There has been a great deal of discussion in the literature during the past decade concerning the significance of selection effects in the determination of extragalactic distances, particularly for those obtained via TF relations. Since the TF relations are applicable to spiral and irregular galaxies, they have until recently been the only quantitative distance indicator which had been applied to a sufficient sample of galaxies such that the effects of Malmquist ``bias'' on distance determinations can be adequately tested.

The samples in question are typically selected on the basis of apparent magnitude. In such samples, the resulting luminosity function is progressively biased toward intrinsically brighter systems with increasing mean distance. This bias is usually referred to as a ``Malmquist effect'', although this is not quite the situation Malmquist (1920) described. Tammann (1987) and Sandage (1988), for example, argue that the distances are biased, leading to an apparently small dispersion of the TF relations. The fact that the luminosity function of an apparent magnitude limited sample is progressively more biased for ever increasing distance is without doubt (e.g., Sandage et al. 1979). At issue is whether the estimated distances for such a sample are biased.

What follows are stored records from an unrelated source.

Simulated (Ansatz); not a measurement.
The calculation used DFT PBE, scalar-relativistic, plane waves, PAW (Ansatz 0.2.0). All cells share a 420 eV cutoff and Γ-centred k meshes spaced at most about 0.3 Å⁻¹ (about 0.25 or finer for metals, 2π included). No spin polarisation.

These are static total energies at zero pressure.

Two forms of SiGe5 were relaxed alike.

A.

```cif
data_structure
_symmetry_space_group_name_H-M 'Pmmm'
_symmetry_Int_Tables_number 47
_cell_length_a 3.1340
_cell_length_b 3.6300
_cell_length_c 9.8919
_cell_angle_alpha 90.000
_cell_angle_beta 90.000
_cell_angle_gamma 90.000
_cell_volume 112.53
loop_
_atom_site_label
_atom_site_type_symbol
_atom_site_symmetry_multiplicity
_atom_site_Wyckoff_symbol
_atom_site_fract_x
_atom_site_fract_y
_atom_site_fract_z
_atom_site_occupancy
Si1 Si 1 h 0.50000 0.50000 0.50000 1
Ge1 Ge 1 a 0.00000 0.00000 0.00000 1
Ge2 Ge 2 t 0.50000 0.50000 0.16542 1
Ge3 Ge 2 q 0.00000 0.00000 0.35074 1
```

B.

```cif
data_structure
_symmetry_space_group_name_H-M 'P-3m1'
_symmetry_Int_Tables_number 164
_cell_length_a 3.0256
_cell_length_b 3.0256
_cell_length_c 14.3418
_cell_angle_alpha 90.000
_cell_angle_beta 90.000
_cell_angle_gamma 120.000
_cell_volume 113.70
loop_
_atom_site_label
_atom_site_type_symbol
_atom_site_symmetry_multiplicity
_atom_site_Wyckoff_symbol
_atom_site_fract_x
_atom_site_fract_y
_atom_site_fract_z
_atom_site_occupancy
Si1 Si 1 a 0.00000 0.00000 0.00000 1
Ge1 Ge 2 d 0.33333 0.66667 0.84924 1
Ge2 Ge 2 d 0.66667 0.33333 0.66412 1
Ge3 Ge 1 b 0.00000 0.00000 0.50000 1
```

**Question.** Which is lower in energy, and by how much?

Additional confusion has arisen when analytical solutions to similar bias problems (e.g., Teerikorpi 1984, 1987; Bottinelli et al. 1986; Lynden-Bell et al. 1988) are applied to the TF samples. However, those solutions may suffer from simplifying assumptions, or they may not be general solutions. In fact, the problem described by Malmquist (1920) is only a special case of the overall problem of estimating astronomical distances.

For example, errors in predicted distance modulus can arise from both random and systematic errors. Purely random errors obviously do not result in biased distance estimates, unless they propagate into both the sample selection criteria and the estimated distance moduli. An example of this would be the use of cataloged apparent magnitudes to both select the sample and estimate individual distance moduli. Note, however, that this coupling can be broken if new photometry is obtained for a sample selected on the basis of cataloged photometry.

An example of a systematic error with distance is that described originally by Malmquist (1920). In this case, an observable (i.e., spectral type) is used to predict the mean absolute magnitude of a particular class of stars. This predicted absolute magnitude is then used to estimate distance moduli, even though the sample selection criteria have already biased the distribution in absolute magnitude, such that the mean of the parent population is not the mean of the selected sample. However, this need not be case for all apparent magnitude selected samples.

Simulations of the TF relations demonstrate that for the case in which the dispersion in inclination corrected line-width dominates the dispersion in apparent magnitude (e.g., Bothun and Mould 1987), either due to an intrinsic scatter or due to observational errors in W20 and inclination, then there is essentially no bias introduced into the TF distances due to selecting the sample on the basis of apparent magnitude. The fact that the true luminosities of the sample members are biased becomes irrelevant, since the unbiased predictor of luminosity (i.e., WRi) will produce an unbiased predicted luminosity. That is, the sample members which are at larger distance, and hence more luminous than would be expected for members of an unbiased sample will have line-widths which predict them as such. As a result, the predicted distances for such a sample are unbiased. This point was first discussed by Schechter (1980) in the context of the Faber-Jackson relations for elliptical galaxies Faber and Jackson 1976) and later by Pierce and Tully (1988), and Tully (1988) in the context of the TF relations.